Chocolate cream with chili peppers, fleur de sel and olive oil Leccino

Chocolate cream with chili peppers, fleur de sel and olive oil Leccino

by Eno-Gastro-Mama

This is the quickest, most delicious and easiest dessert you may wish to prepare! This is what it looked like last Saturday…

Hurry up, the guests are at our door and I haven’t even started to think about the dessert. It is too late to bake some cakes and not a single thing is ready. Luckily, I had a few chilies and fleur de sel, ingredients which immediately made me think of chocolate. Mmmm, this could be delicious! I was right.

The guests were thrilled and I was happy :) To make sure they were not just polite, the next day we tried the same recipe with other guests and they were equally enthusiastic.

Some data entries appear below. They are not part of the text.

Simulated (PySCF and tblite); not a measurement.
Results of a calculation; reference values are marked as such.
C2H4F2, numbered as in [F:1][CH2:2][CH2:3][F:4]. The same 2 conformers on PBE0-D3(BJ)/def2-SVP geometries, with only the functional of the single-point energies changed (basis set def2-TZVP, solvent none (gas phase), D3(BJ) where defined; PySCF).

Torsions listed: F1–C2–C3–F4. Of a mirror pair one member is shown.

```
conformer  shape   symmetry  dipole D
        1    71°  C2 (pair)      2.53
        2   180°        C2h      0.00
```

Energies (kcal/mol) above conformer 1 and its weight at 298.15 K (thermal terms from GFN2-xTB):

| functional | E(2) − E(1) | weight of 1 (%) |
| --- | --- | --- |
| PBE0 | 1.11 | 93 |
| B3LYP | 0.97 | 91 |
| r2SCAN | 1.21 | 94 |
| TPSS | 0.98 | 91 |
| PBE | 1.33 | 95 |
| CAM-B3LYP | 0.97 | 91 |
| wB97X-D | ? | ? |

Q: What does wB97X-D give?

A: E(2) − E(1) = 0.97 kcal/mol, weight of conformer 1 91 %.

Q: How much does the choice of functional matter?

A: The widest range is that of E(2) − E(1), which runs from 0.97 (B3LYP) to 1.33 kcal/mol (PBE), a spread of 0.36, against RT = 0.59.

Why put salt on dessert? Salt is a flavour enhancer. Fleur de sel or flower of salt is also called “the caviar of salt”. It is richer in natural minerals (calcium and magnesium) in comparison with ordinary table salt, while its taste is milder, more delicate and mineral. Fleur de sel makes the flavour of this dessert more intense and together with chili, olive oil and chocolate cream creates an explosion in your mouth. It is the healthiest and the best salt you can get with higher concentration of natural iodine.

As they say on Solana Nin’s website:

“Fleur de sel is used not only for cooking but also for regulating digestion, alleviating problems during menstrual cycle and menopause, it refreshes the body and reduces the tension, for persons who have magnesium and calcium deficiency. It is harvested only in ideal weather conditions, early in the morning or late in the evening when there is no wind. It appears on the sea surface as thin layers of salt, like flower petals, picked by hand, with the aid of micronic sieves. Fleur de sel is really made with love. Even today, fleur de sel pickers take care of this jewel using the same traditional methods as their ancestors centuries ago.”

Ingredients for 6 persons:

150 g chocolate with 70% cocoa
½ l milk plus one cup
2 egg yolks
30 g starch
115 g sugar
1 tablespoon butter
4 chilies (of different colours, if possible)
Fleur de sel by Solana Nin
Olive oil Leccino


1. Moist the pan you’ll use to heat the milk with a bit of cold water. That way the milk won’t stick to the pan and won’t burn.
2. Melt the chocolate in bain-marie. Keep it warm to remain liquid.
3. Add sugar to ½ l of milk. Heat at low temperature and occasionally stir.
4. In the meantime, beat the egg yolks.
5. Put starch in a cup of cold milk and mix until you get rid of all starch lumps. Add the yolks.
6. When the milk almost boils, add 1.5 dcl of it very slowly to the mixture, stirring like a maniac.
7. Add the diluted mixture to the remaining milk. Keep it at low heat and stir until it thickens.
8. Turn off the heat and, again slowly, add melted chocolate until you get a compact cream.
9. Add the butter, stir and pour into six ceramic pots. Cover with plastic wrap and leave at room temperature.
10. In the meantime, julienne and then dice the chilies, to get pieces as small as possible. Be careful not to choose only very spicy varieties.
11. When the cream has cooled down to room temperature, add a teaspoon of diced chilies and a teaspoon of olive oil on top.
12. Just before serving the dessert, otherwise it will melt down, add a pinch of fleur de sel.

Enjoy! We expect your comments!

Taste of Croatia team


One Response to Chocolate cream with chili peppers, fleur de sel and olive oil Leccino

  1. Courtney 10. 10. 2011. at 6:49 pm Reply

    Mmmm, I LOVE chocolate with chili peppers; much more convenient to do in a rush than tarts or ‘krem snite’ : ) Thank you/Hvala.